Company faces flak over selling small data in the guise of big data

In an interesting development, cops today raided the home and offices of a big data analytics provider owner. The raid was conducted after several of his customers complained that they were cheated by Big XA corporation that was allegedly selling small data to them instead of big data as promised.

Investigations by Humor Unplugged revealed that Big XA had signed on contracts running into crores of Rupees to help amplify the data gathering capacity of several clients. As part of phase one of this project, Big XA was supposed to demonstrate processes by which its clients could gather huge volumes of data concerning their businesses from mundane sources. This data could then be segregated and distilled to extract information that would provide insights into cross sell and up sell opportunities, buying cycles, product use info etc.

"Data was shared with us by Big XA within weeks but, it was definitely not in volumes we had imagined. Big XA had put a tag on all recyclable cans manufactured by us to help understand what happens to them once our customers had disposed them after drinking our product. The data we obtained from Big XA indicated that over 70 percent of our cans were reused as pots in gardens in homes around Bangalore and another 5 percent ended up in Toulouse, France for reasons not known to us . Both these findings are false to the best of our knowledge," a Senior Process Manager at a soft drink major told us.

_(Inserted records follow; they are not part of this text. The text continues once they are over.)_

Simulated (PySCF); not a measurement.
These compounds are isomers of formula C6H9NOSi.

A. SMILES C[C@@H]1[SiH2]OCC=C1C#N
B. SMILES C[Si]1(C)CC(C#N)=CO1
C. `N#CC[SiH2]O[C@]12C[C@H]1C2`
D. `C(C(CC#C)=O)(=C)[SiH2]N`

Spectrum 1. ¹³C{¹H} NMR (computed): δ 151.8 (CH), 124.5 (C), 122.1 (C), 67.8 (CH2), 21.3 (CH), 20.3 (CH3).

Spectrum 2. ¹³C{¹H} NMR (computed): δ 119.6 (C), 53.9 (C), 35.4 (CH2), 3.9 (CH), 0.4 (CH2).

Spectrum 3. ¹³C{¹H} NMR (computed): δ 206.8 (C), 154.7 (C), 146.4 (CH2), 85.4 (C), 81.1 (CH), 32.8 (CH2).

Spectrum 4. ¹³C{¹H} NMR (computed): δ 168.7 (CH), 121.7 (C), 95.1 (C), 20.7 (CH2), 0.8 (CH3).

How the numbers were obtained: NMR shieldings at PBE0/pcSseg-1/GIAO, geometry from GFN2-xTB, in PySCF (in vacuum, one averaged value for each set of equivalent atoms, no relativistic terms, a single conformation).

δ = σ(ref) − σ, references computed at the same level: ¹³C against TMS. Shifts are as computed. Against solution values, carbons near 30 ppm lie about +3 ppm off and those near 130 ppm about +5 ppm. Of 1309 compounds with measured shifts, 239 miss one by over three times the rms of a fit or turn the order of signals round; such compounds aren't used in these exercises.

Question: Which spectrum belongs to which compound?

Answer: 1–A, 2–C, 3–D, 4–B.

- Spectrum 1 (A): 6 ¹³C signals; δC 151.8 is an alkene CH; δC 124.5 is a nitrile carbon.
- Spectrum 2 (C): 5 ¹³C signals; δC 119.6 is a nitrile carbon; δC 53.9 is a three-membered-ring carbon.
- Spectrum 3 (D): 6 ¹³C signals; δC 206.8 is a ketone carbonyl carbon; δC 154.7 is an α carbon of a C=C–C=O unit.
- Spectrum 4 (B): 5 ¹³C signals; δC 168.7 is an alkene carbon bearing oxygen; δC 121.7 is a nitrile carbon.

Big XA customer, the Bangalore Health Department found that over 45 percent of pets in the city were on social media. Another customer, a IT services company in the city discovered that over 70 percent of its employees had "inappropriate" relationships with colleagues and were violating the institutional work from home and attire codes. A major national news channel found that its lead editor in chief who flares up more often than ponytail amoeba Arindham Chaudhuri files a case was at the receiving end of merciless thrashing from his better half at home for asking over 56 questions each morning. A Big XA employee we spoke to, defended the data shared by Big XA.

"Instead of analysing the data the way we told them to, some of our customers analysed wrong segments of data and obtained irrelevant results. We cannot be blamed for that and we stand by our data gathering techniques," he said. Cops have recovered over 13 terra flops of data from Big XA and the data has been send to a government data lab for analysis.